One thing I will never get used to is how parents in America brag about their children.
This week I was shown around by a woman who spent forty-five minutes telling me how popular, athletic, intelligent, and hard-working her son and daughter were.
"P makes straight A's," she said. "She's extremely talented. All of her teachers just love her. She has her sights on Harvard, Yale and Columbia."
"That's great, she must be very bright," I said, "but it is very competitive, isn't it? After all, every school in the United States must have straight-A students."
"Well, I suppose that's true," she said. "But we also can play the diversity card. She's part [name of ethnic group] and does [ethnic activity]. And of course, her father is very intellectual. He went to [foreign university]. And I'm a lawyer. I got in to law school everywhere, but I chose [local school] because law is so local. I don't practice any more, but I don't miss it. It's more fun to spend time with my children. P is my best friend. I'm so lucky she adores her brother. He's an excellent athlete so he doesn't always have time for his work, but fortunately his teachers see how bright he is and don't mind."
I let my thoughts drift back to my British friends, who love their children just as much, of course. "Harriet is so thick, you have to hit her with a plank for a thought to penetrate," one would say.
"That's nothing to Milo, he thought the four seasons were salt, pepper, mustard and soy sauce," another would say.
"God help the country when this bunch grows up," said a third. "Mind you, we were even stupider at their age."

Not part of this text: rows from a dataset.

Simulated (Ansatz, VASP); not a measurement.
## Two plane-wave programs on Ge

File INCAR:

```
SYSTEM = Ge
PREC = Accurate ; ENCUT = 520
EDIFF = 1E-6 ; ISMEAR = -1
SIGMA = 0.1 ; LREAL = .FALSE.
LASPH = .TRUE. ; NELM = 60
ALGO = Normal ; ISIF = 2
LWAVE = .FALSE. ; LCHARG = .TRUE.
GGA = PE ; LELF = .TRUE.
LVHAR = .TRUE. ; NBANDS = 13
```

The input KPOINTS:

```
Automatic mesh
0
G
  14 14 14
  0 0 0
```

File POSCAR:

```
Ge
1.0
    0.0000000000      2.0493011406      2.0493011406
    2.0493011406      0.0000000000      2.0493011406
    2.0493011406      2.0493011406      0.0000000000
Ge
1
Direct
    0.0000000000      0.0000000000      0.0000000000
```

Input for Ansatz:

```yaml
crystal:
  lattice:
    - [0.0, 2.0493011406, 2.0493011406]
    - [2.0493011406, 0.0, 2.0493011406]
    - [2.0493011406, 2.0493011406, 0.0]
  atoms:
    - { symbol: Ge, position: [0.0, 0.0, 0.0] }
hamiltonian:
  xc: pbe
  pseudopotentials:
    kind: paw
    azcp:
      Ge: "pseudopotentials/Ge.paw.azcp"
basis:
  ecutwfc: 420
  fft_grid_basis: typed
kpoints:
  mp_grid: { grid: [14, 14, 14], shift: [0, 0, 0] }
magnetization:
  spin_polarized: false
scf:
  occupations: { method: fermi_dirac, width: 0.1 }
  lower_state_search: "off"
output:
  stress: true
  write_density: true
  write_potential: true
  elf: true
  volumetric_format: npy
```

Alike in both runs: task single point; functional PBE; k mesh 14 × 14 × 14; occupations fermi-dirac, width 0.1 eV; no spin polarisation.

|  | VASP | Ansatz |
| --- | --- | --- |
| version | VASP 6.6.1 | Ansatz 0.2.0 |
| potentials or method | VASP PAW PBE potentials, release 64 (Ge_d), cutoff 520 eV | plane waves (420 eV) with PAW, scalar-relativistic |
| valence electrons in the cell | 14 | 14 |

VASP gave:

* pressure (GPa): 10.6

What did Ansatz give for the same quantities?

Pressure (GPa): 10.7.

Once I read an article that explained that Americans feel they do not own their children, but just luckily happen to know them; therefore it is all right to talk about their prowess. People in most other cultures feel their children are an extension of themselves, and it is unseemly to brag about yourself and your belongings. I think there is a grain of truth to this.
I longed to tell the woman that all American kids seem to make straight A's. I don't think I even know any who don't.